THE PLOT In Salem, Massachusetts, a local do-gooder stumbles upon a Halloween mystery.
THE CAST Adam Sandler, Kevin James, Steve Buscemi, Julie Bowen
RATED PG-13 (crude humor)
WHERE Streaming on Netflix
BOTTOM LINE Sandler's laugh-free special will land in your living room like a flaming paper bag.
Less than a year ago, Adam Sandler was the toast of Hollywood for his performance in "Uncut Gems," an intense crime drama that cast him as an unhinged gambling addict. Critics' groups showered him with awards, overlooking his reputation for puerile comedies like "Jack and Jill" and recalling instead his dramatic work in "Punch-Drunk Love." "Uncut Gems" was another glimmer of hope that Sandler would put his talent and intelligence to work in the service of high-quality cinema.
So much for that! "Hubie Halloween," Sandler's latest for Netflix, finds the 54-year-old comedian back at the bottom of his barrel. This seasonal comedy is notably lazy even by Sandler's standards, composed almost entirely of recycled and stolen ideas. Like much of Sandler's contractually mandated Netflix output, it seems utterly unconcerned with pulling in an audience or keeping one entertained. It doesn’t even seem to care if it insults the built-in audience it has.
Sandler plays another of his mush-mouthed man boys, this one named Hubie Dubois and bearing a strong resemblance to his Cajun caricature Bobby Boucher Jr., from "The Waterboy." A native of Salem, Massachusetts, Hubie is a wannabe cop who rides around on a bicycle giving public safety lessons to irritated citizens. When someone begins abducting locals during Salem's tourist-oriented Halloween festivities, Hubie will have to solve the mystery and save the day.
Sandler marshals his usual crew of the truly talented, the semi-amusing and the slightly depressing. Steve Buscemi plays a friendly neighbor with a strange secret, Long Island's Kevin James plays the arrogant Officer Steve in a cheap-looking wig and June Squibb is the doting mom Hubie still lives with. Longtime Sandler collaborators Colin Quinn and Rob Schneider take small roles. Tim Meadows and Maya Rudolph score a chuckle or two as Hubie's lifelong tormentors.
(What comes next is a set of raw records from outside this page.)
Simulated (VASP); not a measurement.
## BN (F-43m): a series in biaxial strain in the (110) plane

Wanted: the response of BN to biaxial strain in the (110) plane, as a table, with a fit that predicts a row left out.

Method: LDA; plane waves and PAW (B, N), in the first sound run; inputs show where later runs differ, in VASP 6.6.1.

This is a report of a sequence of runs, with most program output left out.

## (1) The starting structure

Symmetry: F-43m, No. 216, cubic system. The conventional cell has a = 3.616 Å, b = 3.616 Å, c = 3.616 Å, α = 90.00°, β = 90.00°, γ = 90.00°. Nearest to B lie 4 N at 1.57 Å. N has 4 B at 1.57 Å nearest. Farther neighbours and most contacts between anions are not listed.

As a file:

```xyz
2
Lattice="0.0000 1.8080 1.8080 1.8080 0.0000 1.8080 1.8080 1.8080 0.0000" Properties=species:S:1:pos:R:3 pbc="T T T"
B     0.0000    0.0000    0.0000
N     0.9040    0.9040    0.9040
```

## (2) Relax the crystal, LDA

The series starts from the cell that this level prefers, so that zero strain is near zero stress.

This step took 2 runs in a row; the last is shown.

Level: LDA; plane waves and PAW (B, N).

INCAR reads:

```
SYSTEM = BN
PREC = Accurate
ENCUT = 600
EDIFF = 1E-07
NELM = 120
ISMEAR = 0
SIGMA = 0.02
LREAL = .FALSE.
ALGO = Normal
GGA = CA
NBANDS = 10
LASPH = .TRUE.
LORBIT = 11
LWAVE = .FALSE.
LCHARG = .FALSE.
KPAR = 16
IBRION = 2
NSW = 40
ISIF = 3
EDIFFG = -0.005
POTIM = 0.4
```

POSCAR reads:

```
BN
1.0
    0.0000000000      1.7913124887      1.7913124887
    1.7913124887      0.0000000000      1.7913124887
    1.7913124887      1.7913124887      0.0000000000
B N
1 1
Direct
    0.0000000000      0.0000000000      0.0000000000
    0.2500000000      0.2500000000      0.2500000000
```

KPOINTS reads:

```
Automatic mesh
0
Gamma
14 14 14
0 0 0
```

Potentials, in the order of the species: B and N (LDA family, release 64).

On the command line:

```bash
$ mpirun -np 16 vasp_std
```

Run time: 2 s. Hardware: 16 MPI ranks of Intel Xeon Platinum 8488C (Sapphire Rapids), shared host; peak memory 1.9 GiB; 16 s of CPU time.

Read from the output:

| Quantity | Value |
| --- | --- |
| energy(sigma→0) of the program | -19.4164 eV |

It's hard not to side with the irked townsfolk. Hubie is an annoying combination of clueless, clumsy and untouchable, protected by a magic thermos that can transform into an umbrella, a power drill, a grappling hook or a flare gun at a moment's notice. At times, "Hubie Halloween" seems aimed at children, though even they might turn their noses up at this movie's dopey sexual jokes and toilet talk.
A few bloopers during the credits suggest that Sandler has fun making his movies. That's wonderful, but would it be too much to ask Sandler to also make them well? If there's one thing audiences could use right now, it's a good laugh.